When does one become a Real Romance Reader, and not just a reader of romance?
Two recent incidents prompted this question.
The first was an episode recording about The Flame and The Flower this weekend, which I’ll get to shortly, and the second was a phrase that popped out to me when reading a chapter by Janice Radway1 this morning:
Actual reception studies varied in their orientation, but I think it’s fair to say that many of them, including my own Reading the Romance, claimed to be displacing textual criticism as the essence of disciplinary practice in favor of the elucidation and analysis of the readings of texts and genres made by so-called real readers. (emphasis mine)

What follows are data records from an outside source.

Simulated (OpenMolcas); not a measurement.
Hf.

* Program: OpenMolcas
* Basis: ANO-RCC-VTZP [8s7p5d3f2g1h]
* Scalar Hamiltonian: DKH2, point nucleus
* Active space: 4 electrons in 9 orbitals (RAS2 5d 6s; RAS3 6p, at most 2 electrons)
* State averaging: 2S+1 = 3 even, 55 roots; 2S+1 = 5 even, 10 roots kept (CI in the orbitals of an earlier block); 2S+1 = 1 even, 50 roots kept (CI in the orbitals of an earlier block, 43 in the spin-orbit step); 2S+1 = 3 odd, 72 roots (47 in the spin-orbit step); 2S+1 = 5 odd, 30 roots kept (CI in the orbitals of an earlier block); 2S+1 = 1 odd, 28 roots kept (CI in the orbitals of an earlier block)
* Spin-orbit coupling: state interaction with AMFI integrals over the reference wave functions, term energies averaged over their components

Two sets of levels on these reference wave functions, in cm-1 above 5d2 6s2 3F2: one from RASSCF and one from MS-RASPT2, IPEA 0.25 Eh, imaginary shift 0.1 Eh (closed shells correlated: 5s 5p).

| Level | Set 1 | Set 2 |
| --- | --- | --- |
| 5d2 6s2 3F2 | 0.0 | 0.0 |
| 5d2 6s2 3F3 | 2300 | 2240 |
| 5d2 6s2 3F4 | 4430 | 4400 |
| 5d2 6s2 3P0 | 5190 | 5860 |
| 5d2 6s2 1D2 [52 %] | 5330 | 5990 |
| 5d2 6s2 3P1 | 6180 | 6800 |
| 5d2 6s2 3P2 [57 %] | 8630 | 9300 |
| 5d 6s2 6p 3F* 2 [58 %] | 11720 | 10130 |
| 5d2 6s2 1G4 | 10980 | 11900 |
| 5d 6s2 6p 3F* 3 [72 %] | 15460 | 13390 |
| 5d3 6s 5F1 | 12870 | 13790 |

Radway, in this context, is thinking through “Reception Studies” and asking questions about what it means to study how texts are received by readers, and is explaining how it was a somewhat radical idea in the 1980s to consider or, hell, privilege textual interpretations by the “real” consumers vs. by “professional, trained literary critics.”
When she says “so-called real readers,” she calls attention to the idea that a “real,” or “true” reader exists or could be defined adequately.
What is a good faith reader?
Certainly we can understand there is difference between someone approaching a text in good faith and one who approaches it cynically.
For example, I think a good faith reader is one who is open to the experience, and who is willing to allow the text to transport them, should the text rise to the occasion.
By contrast, a cynical reading can result from a reader who resists the call of the text and snuffs the life out of it via an analytical autopsy. When it comes to genre, especially a genre like popular romance fiction, I’ve observed that trained “literary” critics brandish specific criteria for “quality” that were never meant to be applied to the genre of popular romance fiction. It’s like measuring how good a meal is with a yardstick: it’s the wrong tool for the job.
Does Colleen Hoover write romance?
I’ve said before, and I’ll say it again: I don’t think the majority of Colleen Hoover’s books are romance novels.
But what does my opinion matter, or any “evidence” matter, when Amazon lists her books in the “romance” best sellers?
What does my opinion, or the opinion of any other “real” romance reader (obviously I consider myself one) matter when all those people who write Scary Mommy articles, or New York Times trend pieces, or what have you, are reinforcing for all those people out there (aka the unwashed MASSES) that Colleen Hoover writes romance novels?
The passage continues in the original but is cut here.